Recreating the musical alphabet and text formats according to the ideas of Guido of Arezzo using modern technology.
It is known that the alphabet and various text formats saved people from total illiteracy. Until a picture was placed near the letter, phonetically explaining how it sounds, beginners had to memorize abstract signs and then “overlay” the memorized audio onto the printed version from the Bible and the Psalter.
Before the widespread introduction of the ABC’s with pictures, until the end of the 19th and beginning of the 20th century, people from different countries of the world were illiterate. The alphabet with pictures turned out to be a circumvented, but insufficient, condition for a revolutionary breakthrough in solving total illiteracy.
Text formats, when the letter size and the number of lines on a page increase or decrease accordingly to the student’s visual perception, were a milestone in the development of universal literacy of the population of any age. Today, many children go to school already knowing how to read!
In musical pedagogy, universal literacy is still a huge problem that negates all the efforts of professionals. Music lessons in public schools do not give reading skills to all children. In music classes with professional tutors, progress is also small: sometimes even graduates perform pieces by memorizing the movements of the hands of the teacher and are not able to read the musical text themselves. The situation echoes the total illiteracy of the population BEFORE creating the ABC’s and transitional text formats.
Meanwhile, a basic approach to reading notes was already laid down 1000 years ago by Guido of Arezzo. The development of writing music, as well as the development of musical instruments, is a direct clue to creating a musical alphabet and various text formats that can be adapted to the visual perception of beginners.
1. Lines and spaces are the key to reading a multi-linear musical text. We know that it was Guido who placed the notes on the lines and in the spaces between them. However, this fundamental part of writing music is truly underestimated by modern music education. The whole essence of reading musical notes lies in a person’s ability to navigate among lines and spaces.
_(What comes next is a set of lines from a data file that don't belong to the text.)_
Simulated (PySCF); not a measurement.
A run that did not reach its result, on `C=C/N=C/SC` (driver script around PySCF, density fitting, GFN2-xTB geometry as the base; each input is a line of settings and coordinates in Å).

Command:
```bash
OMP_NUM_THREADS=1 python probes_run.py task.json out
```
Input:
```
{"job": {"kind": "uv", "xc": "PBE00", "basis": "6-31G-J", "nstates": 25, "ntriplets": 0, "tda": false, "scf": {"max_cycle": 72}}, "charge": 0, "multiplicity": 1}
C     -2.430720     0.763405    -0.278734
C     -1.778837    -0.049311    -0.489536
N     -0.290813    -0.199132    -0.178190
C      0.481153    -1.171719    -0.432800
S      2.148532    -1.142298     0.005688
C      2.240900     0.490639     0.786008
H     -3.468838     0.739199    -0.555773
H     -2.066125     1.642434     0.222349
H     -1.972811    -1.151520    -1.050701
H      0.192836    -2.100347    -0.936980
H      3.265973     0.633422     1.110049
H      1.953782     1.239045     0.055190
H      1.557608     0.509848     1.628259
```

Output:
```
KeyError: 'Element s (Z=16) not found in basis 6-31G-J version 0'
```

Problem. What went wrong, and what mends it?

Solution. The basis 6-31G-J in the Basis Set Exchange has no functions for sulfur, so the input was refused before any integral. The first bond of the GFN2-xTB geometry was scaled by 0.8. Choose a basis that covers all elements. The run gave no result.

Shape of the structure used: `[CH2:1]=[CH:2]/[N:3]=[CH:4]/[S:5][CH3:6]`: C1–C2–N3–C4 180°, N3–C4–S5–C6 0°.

Modern and poorly working musical pedagogy comes from musical notes and keys with no regards to their placement on the staff (learning octaves, locating the keys next to 2 and 3 black keys, the study of each note separately by name, even by color coding each note). In fact, organizing notes on 5 + 5 lines is more efficient.
2. Sound and sign are part of a single whole. If in the ABC’s A, there is “apple,” which helps to “stretch” the sound with the help of a picture, then in music, this role is played by solmization. Guido of Arezzo created this system and combined the solfeggio syllables with the precise sound of the corresponding vibration of the monochord. All this was also connected with the student's ability to see the sounding syllable on the lines and between the lines of the music score.
However, with the development of written polyphony, a clear visual connection between the pitch of the notes and their symbols was broken.
Turning the stave with the keys up helps to restore the visual unity of each note with the key, which reunites the sound and the sign and helps each student to develop both visual and auditory reading of the text, playing both treble and bass simultaneously.
Guido connected the lines with “white keys.” In his era, before the creation of the keys, there was only one prototype of the black key--B flat (to avoid the triton between fa and ti). The study of musical writing with the primary involvement of black keys violates Guido's plan and leads students away from direct interaction with the sign and sound.
3. Creation of the Grand Staff as the most convenient system for recording multi-linear sheet music. In the days of Guido, the keys “floated” according to the singing range of the choir singers. This is what has led modern musical pedagogy to a standstill.
However, the Grand Staff range was already laid down by the great Benedictine and was described by him in the treatise “Micrologus”: from the G of the small Octave to D of the second “and higher.”
Lines are “human fingers.”
The left hand, bass key from the thumb to the little finger: A-F-D-B-G.
The right hand is the treble clef from the thumb: E-G-B-D-F.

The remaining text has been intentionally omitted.